Tag Archives: speculative fiction

Daughter Moon

Book Review: Daughter Moon, by @hg47

Daughter Moon, by the mysterious @hg47. I for real bought this one. It wasn’t even free on Amazon. 

I normally start with a description of the book, but Daughter Moon has a ridiculously long (though accurate) synopsis which can be found here. I’ll sum it up by saying that an ace hacker is sent on a suicide mission to save a techno-goddess stranded in time. Then is forced to face an alien invasion, political infighting, and a whole horde of nanobots…not to mention a planet of horny virgins.

Review:
Oh wow, this is some serious hard sic-fi right here. I might even stretch it to speculative fiction. Either way it covers a lot of ground, from Dworkin’s `all sexual penetration is rape’ to Newtonian physics and functional nanotechnology…not to mention time travel. This book takes some thought to read though. I strongly recommend reading it, but not when there are too many distractions about. It would be easy to get lost in the multiple time-lines and overlapping ‘Direct Interface Lifetimes.’ You want time available to think through the information presented to you and appreciate the detailed science that the story is interlaced with. A lot of research must have gone into the technical writing. Whomever @hg47 is in real life, he/she has no shortage of education. (Unless he/she is just a simple genius. You never know.) The bibliography (yea there is one) kept my internal social scientist happy and lit my physicist husband’s eyes aglow.

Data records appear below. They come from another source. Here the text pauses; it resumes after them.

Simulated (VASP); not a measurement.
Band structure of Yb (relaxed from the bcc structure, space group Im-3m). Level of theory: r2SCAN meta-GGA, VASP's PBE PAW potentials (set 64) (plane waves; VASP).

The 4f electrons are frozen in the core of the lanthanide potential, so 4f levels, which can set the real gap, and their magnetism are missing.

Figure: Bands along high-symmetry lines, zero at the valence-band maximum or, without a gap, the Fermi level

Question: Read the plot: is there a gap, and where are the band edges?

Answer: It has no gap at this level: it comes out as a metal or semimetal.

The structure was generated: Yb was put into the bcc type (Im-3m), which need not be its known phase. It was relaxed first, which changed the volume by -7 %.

But it’s also funny, though in a subtle kind of way. For example, a discussion of the works of Kate Gödel (a feminized reference to famed physicist Kurt Gödel) while the villainized Einstein got to keep his masculinity….Spielberg and Shakespeare, well maybe. I also found it endlessly amusing to spot all of the future huwomanity’s idolizations of famed feminists: the Shere Hite shuttle, Simone de Beauvoir museum, Andrea Dworkin and Avital Ronell ships, classic…or would undoubtedly be for a race of socially superior women. The use of feminized language (huwomanity, womanoeuvred, etc) did take some getting used to, but it works.

If you like your Sci-fi with a hard edge this is the book for you. The writing reminded me a lot of Heinlein with a little Douglas Adams humour thrown in for good measure. Some of the AIs even reminded me of Marvin at times. Seriously, if you’re into the genre pick it up.